The Baltic Sea has been at an uncommonly high level over a long period. The main reason is the predominance of low pressure in Northern Europe .
“When the sea level is only a few tens of centimetres above the average level few people notice, but if it rises by over 40 centimetres it starts becoming obvious to most people. So far this winter we've had three such long periods at Landsort, which paints a relatively accurate picture of the general levels of the Baltic over the long term. This latest period has been exceptionally long,” says oceanographer Pia Andersson.
Even the brief raised sea levels have been extreme this winter. Record levels were reported in Forsmark and Barsebäck, up to 144 cm above average. But Landsort and Skeppsholmen in Stockholm have also seen significant results. However, there is still a long way to go to reach the 420 cm raised level measured in St. Petersburg in 1824.
These changes are led by many complex processes. Along Swedens coasts it is mainly air pressure and the winds on the North and Baltic Seas that are predominant, but there are also periodic fluctuations in the sea basins. The main result is that once strong winds have pushed the water up against a coast, the water will recede.
The movement in the water continues right up until the opposite coast is reached and the water level rises there. This movement can oscillate back and forth a number of times.
“The observed water level is a combination of several basic processes that take place concurrently. These processes are then compounded by shorter waves created directly by the wind,” says Pia Andersson.
The forces of the oceans are very noticeable. Apart from direct damage to buildings and facilities near the sea, there is also a risk of erosion. The southern coast of Skåne in southern Sweden is susceptible to high sea levels combined with high waves which put pressure on the shoreline. This was made very clear when areas of land in Skåne plunged into the sea in January, and similarly at the Møns Klint cliffs in Denmark .
But the sea can also affect conditions further inland, as demonstrated by the high floods in western Sweden before Christmas. The high sea level put a stop to the water flows from overfull rivers, water which can normally run out into the sea.
This resulted in severe floods in Kungsbacka and other places. When the water finally recedes, there is a risk of the land around the watercourses collapsing, resulting in a landslide. The lower part of the Göta Älv river valley is particularly sensitive.
“Many local authorities are currently adapting their planning to the risks and raising the safety levels when issuing building permits,” says Sture Lindahl, oceanographer.

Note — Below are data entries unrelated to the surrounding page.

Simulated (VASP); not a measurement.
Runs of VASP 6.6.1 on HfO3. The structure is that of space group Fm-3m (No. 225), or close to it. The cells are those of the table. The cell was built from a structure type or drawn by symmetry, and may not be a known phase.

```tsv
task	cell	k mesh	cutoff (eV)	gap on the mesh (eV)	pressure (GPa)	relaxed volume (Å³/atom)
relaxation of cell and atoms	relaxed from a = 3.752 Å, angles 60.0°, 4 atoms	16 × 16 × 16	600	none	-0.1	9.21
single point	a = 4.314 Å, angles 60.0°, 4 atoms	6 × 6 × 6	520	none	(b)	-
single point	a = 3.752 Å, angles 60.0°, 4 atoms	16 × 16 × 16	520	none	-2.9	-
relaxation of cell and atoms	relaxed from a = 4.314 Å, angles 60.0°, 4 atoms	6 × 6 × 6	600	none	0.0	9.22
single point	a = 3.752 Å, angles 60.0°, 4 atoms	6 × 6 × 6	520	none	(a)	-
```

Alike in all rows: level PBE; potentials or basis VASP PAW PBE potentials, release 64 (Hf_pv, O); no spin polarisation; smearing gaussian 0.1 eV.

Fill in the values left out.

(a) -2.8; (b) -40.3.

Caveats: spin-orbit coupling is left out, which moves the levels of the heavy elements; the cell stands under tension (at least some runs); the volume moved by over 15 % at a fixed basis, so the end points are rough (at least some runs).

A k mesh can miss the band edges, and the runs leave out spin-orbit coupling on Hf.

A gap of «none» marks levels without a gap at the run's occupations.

“It's all about building on high enough ground. It's particularly important to prevent water getting into the surface water system, water catchments and springs, and also energy supply plants such as transformer stations.”
New service for construction in coastal areas
Building soundly is increasingly important as our climate changes. In the spring SMHI is launching a new support service for building in areas close to the sea. It provides consultancy firms, companies, local authorities and other social planners with data for dimensioning their developments correctly.
It provides details of historical, current and conceivable future seawater levels for different locations. The average water level and different variations can be calculated. The service also includes frequency indications, i.e. risk indications for extreme situations in the future.
An equivalent hydrological dimensioning service for building close to lakes and watercourses is already available.
“Temperature and precipitation are slowly changing. All long-term planning that's dependent on weather and water should be approached with this in mind,” says Anna Karlsson, consultant oceanographer at SMHI.